How the French attitude towards immigration has changed over the years
Over the years, France’s attitude towards immigration has changed. With the influx of forced migrants coming to Europe, many countries which were once almost welcoming to migrants are now very hateful towards immigration.
As of 2018, 70.8 million individuals have been forcibly displaced worldwide because of persecution, conflict, violence, or human rights violations, per the UN High Commissioner for Refugees (UNHCR).
Latre was born in the Central African Republic. She arrived in France when she was 19, in 1988. Unlike other people, she was lucky enough to have a visa to come and study in France. While she was studying, she got pregnant, which allowed her to stay because of the “droit du sol”. Because her first child was born in France, they were attributed French Nationality, it is the “right of the soil”. From that, she also got her nationality.
At the time, the sentiments towards migrants were not as hostile as today. For her, integration was easy.
“Because I was a student, it was quite easy for me to integrate. I was happy to arrive in France, happy with my school.
When I first arrived in France I went to live with one of my uncles. The wife of my uncle and my uncle were really nice, but really quickly she expected me to be the housekeeper of the house. So I had to go with my other uncle, but his house was very small. There was no other room so they put me in the little cubbyhole, without windows or anything. But at least it was quiet.
My uncle showed me everything, how to take transport, how to get around
The very first days were very confusing and I got lost. My school was really good, it was in Paris. In Africa, my family and I never struggled too much. We had quite an easy life. We didn’t have public transport but chauffeurs taking us everywhere, people cooking for us.
Coming to France I had to learn to get around by myself. Cook for myself. It was a bit weird. I missed my family.
Before it was easier to apply for papers. I remember one day I forgot the deadline to renew my papers. Today there’s no way they would allow you to still do that. But back then I had no issue renewing them.
“People back then were very welcoming. I was in a private school where there were a lot of foreign people. I never had any racist attack or never felt like I didn’t belong. But things have changed. You see it in the news, on the street. Now, migrants, whether they come here legally, illegally, the sentiment is very hostile. Laws have changed, border security has been strengthened.”
Like Latre has been noticing over the years, sentiment towards French immigration has changed. The narrative around immigrants has also changed. Politicians are also using illegal migration to create fear around immigration.

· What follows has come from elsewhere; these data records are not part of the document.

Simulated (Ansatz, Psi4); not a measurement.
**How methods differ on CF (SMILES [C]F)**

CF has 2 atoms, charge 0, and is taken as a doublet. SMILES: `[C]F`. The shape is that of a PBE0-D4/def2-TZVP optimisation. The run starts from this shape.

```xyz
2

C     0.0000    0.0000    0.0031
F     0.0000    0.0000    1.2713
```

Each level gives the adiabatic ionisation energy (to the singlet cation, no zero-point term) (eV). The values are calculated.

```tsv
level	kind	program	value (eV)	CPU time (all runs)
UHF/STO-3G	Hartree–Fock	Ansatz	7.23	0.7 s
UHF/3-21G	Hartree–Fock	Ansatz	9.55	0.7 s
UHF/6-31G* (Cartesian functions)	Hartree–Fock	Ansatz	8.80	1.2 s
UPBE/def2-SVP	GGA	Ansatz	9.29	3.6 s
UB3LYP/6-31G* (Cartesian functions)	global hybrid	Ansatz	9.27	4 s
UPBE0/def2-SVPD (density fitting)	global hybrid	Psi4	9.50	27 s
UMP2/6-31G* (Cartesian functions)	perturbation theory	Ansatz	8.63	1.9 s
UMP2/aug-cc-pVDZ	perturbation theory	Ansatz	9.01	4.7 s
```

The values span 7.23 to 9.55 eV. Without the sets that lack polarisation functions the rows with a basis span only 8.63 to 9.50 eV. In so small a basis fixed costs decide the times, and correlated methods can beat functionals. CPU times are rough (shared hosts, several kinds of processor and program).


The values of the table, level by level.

Disinformation narratives around immigration seek to exploit the public’s fears to polarise public opinion, spread divisions and set the political agenda. They tend to adapt and change alongside the public’s main concerns. For a while in France the concern was to protect the French identity. Which justified even more violence and hostility towards foreigners.
“We employed a refugee not long ago to help us with our garden. He was very struggling. His mental health was not good neither because of the way he had been welcomed in this country. He was from Ivory Coast. It was very painful for us, who also were born in Africa and migrating to France, to see how some people are welcomed and treated. It could have easily been us.”